The characters mourn environmental decay even as they contribute to it with their reliance on convenience, entertainment, and quick thrills. They prefer virtual reality because they are grieving for the end of the world they are living through. But virtual reality does not satisfy the way the real world does, so they are constantly dissatisfied. By living fully in neither, they actively destroy both, barely living at all.

Social media executives have suggested that all human connection is an inherently good thing, and that since they facilitate this, they are, in turn, inherently good. Is any aspect of this particular line of rationalization valid?

It’s hard to dismiss social media’s initial premise of connecting people across time and space, especially in a globalized world where people live far from friends and family and homes of origin. Ultimately, the isolated characters in this story come together through technology, which acts as an antidote to their loneliness. They find connection during the end of the world because of social media. The world, however, looks very different because of social media’s impact over the last few decades. It is fragmented, rapidly-disappearing, ruled by clickbait and doomscrolling. It is hard to ignore the way social media has rewritten the narrative of the world in its image—one where we are constantly refreshing for something bolder, better, missing out even as we are supposed to be living.

Blaise Pascal said “All of humanity’s problems stem from man’s inability to sit quietly in a room alone.” Now that we can sit quietly in a room alone and still get into trouble, are we doomed, or can we just dismiss him as a bewigged idiot and go back to looking at Kardashian noses?
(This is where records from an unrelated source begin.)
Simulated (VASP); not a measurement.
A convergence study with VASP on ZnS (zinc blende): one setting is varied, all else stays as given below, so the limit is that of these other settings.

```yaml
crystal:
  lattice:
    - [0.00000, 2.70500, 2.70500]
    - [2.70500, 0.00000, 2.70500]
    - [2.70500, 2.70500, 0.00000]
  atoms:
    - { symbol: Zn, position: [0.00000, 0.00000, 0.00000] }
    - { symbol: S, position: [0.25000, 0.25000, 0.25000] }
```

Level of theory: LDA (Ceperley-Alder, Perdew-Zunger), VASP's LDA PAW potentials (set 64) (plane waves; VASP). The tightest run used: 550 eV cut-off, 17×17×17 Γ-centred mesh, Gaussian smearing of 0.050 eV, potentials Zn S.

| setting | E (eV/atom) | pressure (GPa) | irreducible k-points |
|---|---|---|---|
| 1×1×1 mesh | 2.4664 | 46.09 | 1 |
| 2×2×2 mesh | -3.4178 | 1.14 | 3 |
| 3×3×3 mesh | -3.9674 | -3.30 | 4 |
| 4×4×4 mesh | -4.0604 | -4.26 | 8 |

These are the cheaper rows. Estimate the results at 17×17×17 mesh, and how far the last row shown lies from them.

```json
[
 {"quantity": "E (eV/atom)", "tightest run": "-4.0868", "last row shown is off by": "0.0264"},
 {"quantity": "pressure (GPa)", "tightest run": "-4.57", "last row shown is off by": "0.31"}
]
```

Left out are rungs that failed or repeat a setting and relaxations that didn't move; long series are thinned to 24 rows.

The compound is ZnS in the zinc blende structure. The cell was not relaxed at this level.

The problem of technology is that even when we are in a room alone, it is far from quiet. We are bombarded by the latest news cycles, political fallouts, environmental disasters, celebrity mishaps, and mundane think pieces whether we want them or not. Our attention is for sale these days, companies auctioning access to our time to the highest bidder, so that our technology now tries to predict and influence what we desire. With our devices we are never truly alone, never free to think and feel apart from influence, our solitude as endangered as our world.